Savateev, A., Pronkin, S., Epping, J. D., Willinger, M. G., Wolff, C., Neher, D., et al. (2017). Potassium Poly(heptazine imides) from Aminotetrazoles: Shifting Band Gaps of Carbon Nitride-like Materials for More Efficient Solar Hydrogen and Oxygen Evolution. ChemCatChem, 9(1), 167-174. doi:10.1002/cctc.201601165.

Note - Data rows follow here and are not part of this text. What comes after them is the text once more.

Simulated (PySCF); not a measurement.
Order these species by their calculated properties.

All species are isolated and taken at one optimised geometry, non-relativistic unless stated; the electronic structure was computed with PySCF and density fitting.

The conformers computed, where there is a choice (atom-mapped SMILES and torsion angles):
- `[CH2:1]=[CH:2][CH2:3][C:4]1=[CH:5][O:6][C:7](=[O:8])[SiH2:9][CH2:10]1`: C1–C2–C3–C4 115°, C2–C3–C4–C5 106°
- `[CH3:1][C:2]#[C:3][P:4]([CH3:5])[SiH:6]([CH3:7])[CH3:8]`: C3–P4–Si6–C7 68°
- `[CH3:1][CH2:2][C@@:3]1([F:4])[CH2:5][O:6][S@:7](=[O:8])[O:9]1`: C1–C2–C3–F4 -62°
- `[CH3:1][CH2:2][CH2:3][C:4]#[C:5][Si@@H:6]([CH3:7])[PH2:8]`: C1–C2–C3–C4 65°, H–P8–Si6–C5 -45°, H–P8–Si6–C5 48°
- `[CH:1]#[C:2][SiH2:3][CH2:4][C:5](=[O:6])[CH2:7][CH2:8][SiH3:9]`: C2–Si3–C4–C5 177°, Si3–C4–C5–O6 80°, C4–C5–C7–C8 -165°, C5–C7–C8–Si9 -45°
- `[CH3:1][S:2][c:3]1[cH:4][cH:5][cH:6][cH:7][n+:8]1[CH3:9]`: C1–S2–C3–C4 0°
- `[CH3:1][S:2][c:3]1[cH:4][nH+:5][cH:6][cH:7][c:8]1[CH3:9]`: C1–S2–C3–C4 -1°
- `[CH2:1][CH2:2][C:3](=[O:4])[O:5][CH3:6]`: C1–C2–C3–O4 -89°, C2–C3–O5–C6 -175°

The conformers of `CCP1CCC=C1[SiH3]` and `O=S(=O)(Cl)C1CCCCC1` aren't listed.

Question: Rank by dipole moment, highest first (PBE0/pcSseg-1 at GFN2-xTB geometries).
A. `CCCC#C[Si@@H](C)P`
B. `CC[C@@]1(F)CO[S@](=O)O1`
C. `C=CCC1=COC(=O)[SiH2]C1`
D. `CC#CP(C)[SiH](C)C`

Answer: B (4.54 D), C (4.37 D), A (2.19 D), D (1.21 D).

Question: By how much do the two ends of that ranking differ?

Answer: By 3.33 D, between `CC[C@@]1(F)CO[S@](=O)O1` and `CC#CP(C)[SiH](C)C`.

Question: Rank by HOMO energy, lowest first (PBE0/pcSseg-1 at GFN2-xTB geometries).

Zitierlink: https://hdl.handle.net/11858/00-001M-0000-002C-5583-8

Zusammenfassung

Potassium poly(heptazine imide) (PHI) is a photocatalytically active carbon nitride material that was recently prepared from substituted 1,2,4-triazoles. Here, we show that the more acidic precursors, such as commercially available 5-aminotetrazole, upon pyrolysis in LiCl/KCl salt melt yield PHI with the greatly improved structural order and thermodynamic stability. Tetrazole-derived PHIs feature long-range crystallinities and unconventionally small layer stacking distances, leading to the altered electronic band structures as shown by Mott–Schottky analyses. Under the optimized synthesis conditions, visible-light driven hydrogen evolution rates reach twice the rate provided by the previous gold standard, mesoporous graphitic carbon nitride, which has a much higher surface area. More interestingly, the up to 0.7 V higher valence band potential of crystalline PHI compared with ordinary carbon nitrides makes it an efficient water oxidation photocatalyst, which works even in the absence of any metal-based co-catalysts under visible light. To our knowledge, this is the first case of metal-free oxygen liberation from water.